Herby Vojčík wrote:
Herby Vojčík wrote:
Possible Smalltalk-inspired precedent is also:
(:x, y) x+y
(:x) (:y) "z"
(:x) (y) "z"
(:x) (y) (z)
I think I like this most...

Herby

We've talked about these variations, but they all seem grawlixy or worse (the C++ pre-11x bug with template instantiation nesting where you have to put a space between > and > to avoid writing a right-shift operator).

I agree this one is nicer but it's still grawlixy, or emoticon-y ;-). It does avoid the ambiguous grammar worry, on the up side.

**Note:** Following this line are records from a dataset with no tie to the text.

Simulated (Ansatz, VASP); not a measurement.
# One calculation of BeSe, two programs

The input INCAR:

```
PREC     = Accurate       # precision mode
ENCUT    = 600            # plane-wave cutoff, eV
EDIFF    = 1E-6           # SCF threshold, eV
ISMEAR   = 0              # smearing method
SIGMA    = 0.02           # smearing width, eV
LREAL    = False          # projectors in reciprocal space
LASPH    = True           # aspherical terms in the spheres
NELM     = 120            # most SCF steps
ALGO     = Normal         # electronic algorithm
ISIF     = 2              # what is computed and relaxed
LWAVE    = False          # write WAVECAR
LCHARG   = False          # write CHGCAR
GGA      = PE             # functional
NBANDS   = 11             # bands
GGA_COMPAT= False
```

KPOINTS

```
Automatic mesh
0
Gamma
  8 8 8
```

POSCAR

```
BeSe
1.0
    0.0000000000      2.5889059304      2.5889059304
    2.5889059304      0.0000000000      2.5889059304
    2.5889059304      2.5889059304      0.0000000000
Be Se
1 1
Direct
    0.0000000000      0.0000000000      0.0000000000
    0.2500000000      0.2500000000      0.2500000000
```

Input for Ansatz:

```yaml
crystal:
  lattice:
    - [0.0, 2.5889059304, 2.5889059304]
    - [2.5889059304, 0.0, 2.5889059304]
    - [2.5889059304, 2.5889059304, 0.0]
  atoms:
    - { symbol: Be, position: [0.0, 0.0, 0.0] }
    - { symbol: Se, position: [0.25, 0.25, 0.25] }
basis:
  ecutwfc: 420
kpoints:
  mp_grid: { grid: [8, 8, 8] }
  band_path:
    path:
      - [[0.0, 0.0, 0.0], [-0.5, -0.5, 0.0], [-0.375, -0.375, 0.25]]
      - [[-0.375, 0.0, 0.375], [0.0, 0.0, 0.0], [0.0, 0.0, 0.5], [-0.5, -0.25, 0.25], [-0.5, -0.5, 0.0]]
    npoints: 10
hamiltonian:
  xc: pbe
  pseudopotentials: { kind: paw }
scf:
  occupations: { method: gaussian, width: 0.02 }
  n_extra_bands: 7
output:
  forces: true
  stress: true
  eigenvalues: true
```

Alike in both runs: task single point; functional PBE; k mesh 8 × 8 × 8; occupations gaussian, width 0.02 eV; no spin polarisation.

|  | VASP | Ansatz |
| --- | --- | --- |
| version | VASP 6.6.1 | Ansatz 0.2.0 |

The fat-arrow, =>, is better, and it can be made to work if we figure out and agree to pay for the spec-grammar validation against ambiguity work.

Maybe this could even be competely paren-free (tell me where it breaks):

  :x, :y x+y
  :x :y "z"
  :x (y) "z"
  :x (y) (z)

Imagine the code like coll.map(:x x*x) or coll.filter(:x x%2==1).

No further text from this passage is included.